IN 1958, I began shooting in an NRA summer camp program. We used .22 target rifles and fired strings from prone, sitting, and offhand at 50 feet. Scores were kept, and people won or lost. There were no prizes for participation. If you won, it was not quite as good as a date with Annette Funicello (Google her, Gen Z scum) but it was pretty damn nice. I saw that it was better to be a good shot than a bad shot, and ever since, I’ve been studying both kinds of shooters to see what makes them tick.
Shooting is akin to billiards, golf, and tennis in that it requires fine muscle control and hand-eye coordination. Muscle control can be acquired to a degree, and improved to a degree, but you have to work with what you’re born with. Good eyesight helps but is not mandatory. The ability to concentrate is essential; it’s the foundation of good marksmanship. The only other factor of equal importance is self-control. As G. Sitton put it: “All the good shots I know have the nervous systems of reptiles.” This is something that cannot be learned or acquired.
Some Have It and Some Don’t
Of the many bad shots I’ve seen, the worst was a fellow with whom I went on safari. He was like a flayed nerve twitching in the breeze. He could not sight in his rifle. If he was about to shoot at game, he became hysterical. So erratic was he that some of our party refused to hunt with him. He blamed everything but his own lousy marksmanship. His rifle wouldn’t hold its zero. The animal moved at the instant he shot. A tracker farted and distracted him.
Some years later, he was taken into custody by the state police for wandering naked along the median of a highway.
Good shots do, indeed, have the nervous systems of saltwater crocodiles. The three service sniper schools (Army, Marine, SEAL) look for people who are immune to pressure. Sniper candidates are subjected to seven weeks or so of unrelenting stress, and the failure rate is 60 percent and higher. At the Marine Corps school, the washout rate was so high for a while that the Corps was short of Scout Snipers. The Army school is on a difficulty level with Ranger and Special Forces qualification. I’ve seen the SEAL school described as “insanely difficult.” The few who do manage to graduate from these crucibles have psyches that are bulletproof.
People like this seem to go into another room and close the door behind them. Nothing else can get in there. Their thoughts are about hitting the target, and that alone.
I asked a friend of mine who is 86 and still a superb shot if there was one piece of advice he would pass along to beginning shooters, and he said, “Learn to shoot tough.” By this, he meant that if you make a bad shot (and everyone does), you don’t come unhinged. You figure out what you did wrong and correct it. This sounds obvious, but there are a lot of shooters who miss one and fall apart.
To some people, superior shooting comes without effort. I know of a member of the 1970s New York Knicks who went to a local trap range way back then, picked up a shotgun for the first time in his life, and proceeded to break 24 birds out of 25. He missed the first target but was able to instantly grasp the principle of lead. His estimation of distance and hand-eye coordination were so uncanny that his learning period consisted of one bird.
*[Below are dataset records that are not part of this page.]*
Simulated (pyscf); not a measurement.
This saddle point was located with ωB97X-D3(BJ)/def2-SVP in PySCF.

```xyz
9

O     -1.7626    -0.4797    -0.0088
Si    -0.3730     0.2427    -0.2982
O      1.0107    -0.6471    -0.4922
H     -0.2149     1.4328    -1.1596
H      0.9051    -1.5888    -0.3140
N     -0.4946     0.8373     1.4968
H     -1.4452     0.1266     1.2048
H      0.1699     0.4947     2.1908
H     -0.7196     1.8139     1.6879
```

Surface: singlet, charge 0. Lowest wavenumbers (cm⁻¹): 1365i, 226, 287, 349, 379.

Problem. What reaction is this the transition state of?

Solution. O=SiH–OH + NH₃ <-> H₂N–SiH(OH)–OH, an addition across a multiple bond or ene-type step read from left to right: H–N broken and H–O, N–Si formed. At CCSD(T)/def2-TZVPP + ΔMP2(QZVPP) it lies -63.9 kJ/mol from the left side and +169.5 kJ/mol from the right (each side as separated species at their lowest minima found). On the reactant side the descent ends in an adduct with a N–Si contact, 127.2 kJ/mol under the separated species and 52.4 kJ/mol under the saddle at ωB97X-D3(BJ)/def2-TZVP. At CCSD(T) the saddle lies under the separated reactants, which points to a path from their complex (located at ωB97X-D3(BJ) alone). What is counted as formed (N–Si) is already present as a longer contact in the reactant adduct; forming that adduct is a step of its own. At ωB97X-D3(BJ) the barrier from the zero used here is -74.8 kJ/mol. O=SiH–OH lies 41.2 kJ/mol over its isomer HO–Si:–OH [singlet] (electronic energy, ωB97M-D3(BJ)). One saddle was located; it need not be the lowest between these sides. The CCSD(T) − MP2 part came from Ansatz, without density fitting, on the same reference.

Women, by and large, make better shots than men, and they get there much faster. Women concentrate better than men. They’re far more flexible and get into correct shooting positions more easily. They listen to instruction. Their manhood is not at stake. I once handed a Colt Commander .45 ACP to a female Field & Stream editor who had never held a handgun before and showed her how to grip the pistol and aim. She proceeded to tear the center out of the bull’s-eye, handed me the empty automatic, smiled sweetly, and said, “Is that good?”
“Yes, Betsy,” I said, weakly, “that’s very good.”
Good Shooting Can’t Be Bought
Bad shots who want to be good shots are often willing to spend any amount of money to raise their performance level. This can be a better rifle, or a better barrel, or a better scope, or a better trigger, or a 6.5 Creedmoor. Sometimes it helps, somewhat. The reason it doesn’t help more is because they don’t practice.
The best all-around competitor with three guns (rifle, shotgun, pistol) I know was, in his prime, a profoundly gifted individual. He was a big, strong fellow with tremendous hand-eye coordination, incredible powers of concentration, and a furious will to win. But what set him apart was how hard he worked at it. He was unrelenting. If there was a way he could find to better his scores, even if only by a few points, he would find it. He never let up, no matter how skilled he became.
High-level marksmanship is a volume business. I asked a friend who is a High Master F-Class shooter to give me an estimate of how many rounds his fellow High Masters expend in practice and competition in the course of a season, which runs roughly from April through October. These are men and women who have been competing anywhere from ten years to 50 years, and who, on a 600-point course of fire, average a minimum of 590 points, and who can put 22 out of 22 shots in a 3-inch X-ring at 600 yards in 22 minutes. (Try it, all you Chris Kyle wannabes.)
And how many rounds do they fire? On the low side, 2,500. On the high side, 4,500 to 5,000.
Some final wisdom: Don’t solicit advice from assholes, of which there are plenty, both at the range and on the internet. Seek out people who can shoot. You will see very readily who they are.
Don’t fall for the myth that even though your target shooting sucks, you can still be hell on hitting game. Good shooting is good shooting; it doesn’t matter what you’re shooting at.
If you’d like to be good, or really good, or at least better than your present self, you possibly can. It will cost you time, and money, and some of your hearing, but it can be done.